About six years ago, Mengelkoch was part of a group that put together a manifesto in Neukölln, in an attempt to codify how to integrate newcomers successfully. While the manifesto does talk about the responsibility that society has in integrating immigrants, it places most of the burden on newcomers to learn and adapt to German culture. In the preamble, it states that “newcomers must bring along a willingness to assimilate, learn, and a willingness to adapt” and then goes on to list various ways they should strive to fit into German society.

These integration efforts, which include programs that encourage immigrants to send their kids to free daycare and measures to boost security, made the neighborhood more welcoming. They reduced crime and helped attract non-immigrants to live in Neukölln, paving the way for high-end shops and eateries. But they did little to help immigrants and their families feel welcome.

In the section on education, for instance, the manifesto states that immigrants who withhold their daughters from swimming lessons are violating Berlin’s education law. But many Muslim families in Germany simply don’t feel comfortable having their daughters wear bathing suits in front of males — a feeling that the manifesto’s implied threat did little to change.

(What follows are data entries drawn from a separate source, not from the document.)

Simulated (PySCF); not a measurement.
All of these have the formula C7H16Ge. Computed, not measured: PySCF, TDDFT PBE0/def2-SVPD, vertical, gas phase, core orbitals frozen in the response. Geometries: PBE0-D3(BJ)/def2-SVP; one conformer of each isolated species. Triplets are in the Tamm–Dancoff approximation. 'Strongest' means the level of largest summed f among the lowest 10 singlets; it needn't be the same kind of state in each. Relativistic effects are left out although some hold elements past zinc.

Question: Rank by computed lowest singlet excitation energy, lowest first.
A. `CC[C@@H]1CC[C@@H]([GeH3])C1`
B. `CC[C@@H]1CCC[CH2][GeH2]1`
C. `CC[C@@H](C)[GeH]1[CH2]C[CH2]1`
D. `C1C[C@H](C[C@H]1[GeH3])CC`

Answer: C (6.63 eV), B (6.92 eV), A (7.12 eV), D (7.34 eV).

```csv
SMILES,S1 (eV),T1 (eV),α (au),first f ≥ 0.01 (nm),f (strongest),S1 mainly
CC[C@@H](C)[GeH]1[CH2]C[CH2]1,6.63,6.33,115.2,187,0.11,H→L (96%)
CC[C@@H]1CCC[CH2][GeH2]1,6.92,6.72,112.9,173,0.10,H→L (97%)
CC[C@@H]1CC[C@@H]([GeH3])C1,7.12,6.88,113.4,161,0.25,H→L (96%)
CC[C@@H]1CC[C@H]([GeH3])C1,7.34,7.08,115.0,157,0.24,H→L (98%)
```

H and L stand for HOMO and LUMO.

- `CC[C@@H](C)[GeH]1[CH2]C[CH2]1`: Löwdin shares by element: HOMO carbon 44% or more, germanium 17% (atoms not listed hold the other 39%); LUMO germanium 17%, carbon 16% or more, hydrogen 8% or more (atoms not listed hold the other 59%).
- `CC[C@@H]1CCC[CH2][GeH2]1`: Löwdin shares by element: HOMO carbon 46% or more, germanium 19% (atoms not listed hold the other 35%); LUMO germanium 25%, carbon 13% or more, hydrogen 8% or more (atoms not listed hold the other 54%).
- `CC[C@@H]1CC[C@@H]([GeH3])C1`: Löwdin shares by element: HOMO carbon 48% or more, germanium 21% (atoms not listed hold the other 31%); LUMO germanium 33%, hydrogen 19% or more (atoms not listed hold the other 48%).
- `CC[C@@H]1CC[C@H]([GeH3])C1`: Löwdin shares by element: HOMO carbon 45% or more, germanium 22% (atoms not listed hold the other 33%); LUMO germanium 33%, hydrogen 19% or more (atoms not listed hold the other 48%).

Even when Germany has made more help available to immigrant families, that help is often out of reach for new arrivals baffled by the country’s bureaucracy and culture. The problem isn’t that immigrants don’t want to assimilate or give their kids opportunities, said Macher, the social worker. More often, she said, it’s that they don’t know how.

Macher is a project manager at an organization called Diakoniewerk Simeon. In 2004, using public grant money, Macher started a neighborhood mothers’ program that trains immigrant mothers in Neukölln to reach out to other less assimilated immigrant mothers in their native language and help them integrate into German society. The program consists of 10 home visits where neighborhood mothers explain aspects of German life like how to make doctors’ appointments, get library books, enroll in language classes, and read nutrition labels. Uzun is a program alumna. After the training, these mothers are sent out into the neighborhood to find more conservative women at schools or mosques and tell them about the free program.

Since its start, Macher said that the program has reached 8,000 families. Now more than 90 percent of neighborhood toddlers attend free public nurseries, which she says is partly the result of her group’s outreach. “Now the problem is that we need more nursery spots,” she said.

With the sudden influx of migrants over the past year, Germany has recognized the need not only to step up integration efforts but also to rethink its approach. Most of the 1.1 million asylum-seekers who registered in Germany in 2015 remain in temporary housing scattered around the country while awaiting the outcome of their applications. But some have begun making their way toward neighborhoods like Neukölln, where they’ll be largely left to fend for themselves.

In a speech to parliament at the end of November, Interior Minister Thomas de Maizière said Germany has to think about what the influx means for the country over the long term. “Many will stay here longer. It is, therefore, one of the most important tasks to give people who are staying a long-term perspective,” he said, requesting an additional 326 million euros, or $356 million, for integration efforts in 2016. “Successful integration is essential for long-term acceptance and our social cohesion.” But Germany’s plans remain short on details and have largely revolved around more language and integration classes.

There are emerging signs that Germany is coming to terms with what it means to be an immigrant nation. Today, 34.5 percent of children under the age of 5 have an immigrant background, and that figure looks poised to rise. At the annual conference of her conservative Christian Democratic Union in December, German Chancellor Angela Merkel reiterated her “refugees welcome” message, calling for more effort to integrate those from other societies. But since the New Year’s Eve attacks in the city of Cologne, where German woman complained about assaults from mobs of men with largely foreign backgrounds, many in the country have become increasingly wary of newcomers, putting Merkel on the defensive.

Still even in one of the most diverse parts of the country, confusion reigns over what it means to be an immigrant nation. In June 2015, recent law school graduate Betül Ulusoy made headlines when she showed up to sign a contract for her new job as a trainee in the Neukölln city government. She wore a headscarf to the appointment; Neukölln told her it was reconsidering the job offer, before relenting and granting her what they called an exception.